Photo Credit: Paolo Monti from BEIC Library

Best Practices From the Past: Zeno of Citium

Life lessons we can learn from the founder of Stoicism: Zeno of Citium.

Welcome to the first post on a segment called Best Practices From the Past. This segment aims to learn about historical figures and see if we can apply their best practices to our lives.

Stoicism is an Ancient Greek philosophy that has become popularized over the years in large part of social media and podcasts. I was first exposed to it through reading Ryan Holiday’s book “the obstacle is the way” (yes we are big fans of Ryan Holiday on the site.). However, now several successful people ranging from famous athletes to top military leaders talk about it so I have been reading a lot about it for the past couple of months.

 Now more than ever Stoicism is important because it is essentially a philosophy to accept what is and to focus only on the things within your control. The founder of Stoicism was a man named Zeno. 


Who is Zeno of Citium?

Zeno was pretty bad*ss. He was a merchant living in modern-day Lebanon that sold purple dye across the Mediterranean. This was not any ordinary purple dye as it was extracted by slaves from the blood of sea snails and dried outside for a long time. Imagine dissecting thousands of decaying shellfish by hand in the hot sun just for a couple of grams of this precious dye. Royalties from across the Mediterranean paid a pretty penny for this dye because it was a sign of wealth and high status and Zeno was probably making a good living himself from this valuable family business. 

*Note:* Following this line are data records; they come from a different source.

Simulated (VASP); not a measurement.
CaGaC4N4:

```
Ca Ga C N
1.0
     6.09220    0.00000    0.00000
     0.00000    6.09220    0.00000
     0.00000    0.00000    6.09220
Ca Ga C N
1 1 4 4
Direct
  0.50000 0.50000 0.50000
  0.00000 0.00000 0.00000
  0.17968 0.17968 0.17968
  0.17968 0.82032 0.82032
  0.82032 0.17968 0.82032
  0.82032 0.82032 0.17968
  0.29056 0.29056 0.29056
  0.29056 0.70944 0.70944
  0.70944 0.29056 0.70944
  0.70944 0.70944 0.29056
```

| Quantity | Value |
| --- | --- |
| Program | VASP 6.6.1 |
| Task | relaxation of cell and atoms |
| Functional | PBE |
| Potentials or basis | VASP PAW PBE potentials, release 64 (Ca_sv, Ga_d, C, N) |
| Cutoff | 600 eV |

Things seemed to be working out for Zeno as the family business was booming. However, just as life has had other plans for us, it had other plans for Zeno. Around the age of 22, Zeno was transporting his cargo across the Mediterranean when his shipwrecked and the cargo sunk into the sea. He found himself washed ashore on a beach near Athens shocked and devastated. It is unknown what caused this wreck but the fact is Zeno lost everything and he was in a foreign place.

Losing everything during this time period meant EVERYTHING. There weren’t any insurance policies, credit cards, or business loans for Zeno to use. The worst possible scenario just played out for Zeno and he desperately was seeking help. Rumor has it, he went to the Oracle of Apollo at Delphi to get a sense of this future given his new situation. The Oracle told him to “ “dye himself with the color, not of dead shellfish, but of dead men.” 


Zeno was confused as he didn’t understand what the Oracle meant. So Zeno stumbled around Athens wandering the streets not sure what to think. He ended up wandering into a bookstore and at random chose to read a book by a famous Athenian general named Xenophon. This book contained some stories about a guy named Socrates and Zeno became obsessed with him. 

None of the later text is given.